Hushed crowds jostle for a better view as a shaft of sunlight passes across the shrine, inscribed with the vow taken by pioneer Afrikaners: "We for you South Africa."
The once-a-year spectacle at the imposing Voortrekker Monument on a hill outside the capital Pretoria is a seminal moment for the descendants of Dutch and French settlers who landed in the shadow of Table Mountain three centuries ago.
The vow and the light that falls upon it are the centerpiece of a ceremony that commemorates a famous 1838 battle in which a small band of Afrikaner farmers ringed their wagons and repelled an onslaught by 10,000 Zulu warriors -- a sign from God, they said, of white man's pre-eminence over blacks.
Since then of course, apartheid has come and gone and South Africa's political realities have turned full circle.
Ten years after Nelson Mandela became their first black president, only a tiny minority of Afrikaners still cling to the hope of white rule. But many feel they are being unfairly punished through policies such as affirmative action and land redistribution.
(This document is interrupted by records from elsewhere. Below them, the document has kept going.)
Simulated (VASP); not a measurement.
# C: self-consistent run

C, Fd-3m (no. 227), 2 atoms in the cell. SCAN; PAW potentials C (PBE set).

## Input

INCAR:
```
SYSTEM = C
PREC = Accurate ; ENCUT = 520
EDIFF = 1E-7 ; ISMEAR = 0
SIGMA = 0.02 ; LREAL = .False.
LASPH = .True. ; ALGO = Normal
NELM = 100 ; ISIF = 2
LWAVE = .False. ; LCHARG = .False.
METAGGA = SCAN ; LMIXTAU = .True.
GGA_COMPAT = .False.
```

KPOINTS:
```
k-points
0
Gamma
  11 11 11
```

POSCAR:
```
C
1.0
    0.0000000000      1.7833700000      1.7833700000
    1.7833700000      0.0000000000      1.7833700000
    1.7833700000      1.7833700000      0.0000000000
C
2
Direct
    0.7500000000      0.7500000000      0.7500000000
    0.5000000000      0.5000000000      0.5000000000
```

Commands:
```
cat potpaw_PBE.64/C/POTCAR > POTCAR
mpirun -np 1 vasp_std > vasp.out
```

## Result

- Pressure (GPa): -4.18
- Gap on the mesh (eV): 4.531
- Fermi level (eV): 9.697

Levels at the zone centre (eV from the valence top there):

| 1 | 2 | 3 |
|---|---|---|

The group's recent checkered history is rooted in the four decades of post-war rule by the Afrikaner-dominated National Party. The "Nats" institutionalized apartheid, and despite the quiet complicity of most Anglophone white South Africans, it is the Afrikaners who have taken the lion's share of the blame.
While white supremacists undoubtedly remain,
commentators agree that most Afrikaners, who make up 60 percent of South Africa's 4.3 million whites, have reformed a great deal since white rule ended in 1994.
"I think their worst fears of a black government have not come true. They are getting used to those in power being black very, very quickly," said Max du Preez, a veteran journalist and long-time critic of the apartheid state.
A white ultra-right plot to topple the African National Congress (ANC) government and kill Mandela, currently being tried in Pretoria's high court, is viewed by most Afrikaners as the work of a lunatic fringe. But in the run-up to the 1994 election, a rightwing army takeover was a real threat.
"I think that the whole notion that the Afrikaners could rule again has gone from all minds, apart perhaps from those Boeremag (Afrikaner Force) fools," said du Preez.
Sitting in the shadow of the Voortrekker Monument -- built in praise of the great 19th Century trek that sought to escape British rule -- young Afrikaner Yolanda le Roux says the scars of racial segregation are fading.
"Things are easier now. A lot of fear and anger has gone. We were the last generation to grow up in apartheid and we have thrown something off we were ashamed of," said le Roux.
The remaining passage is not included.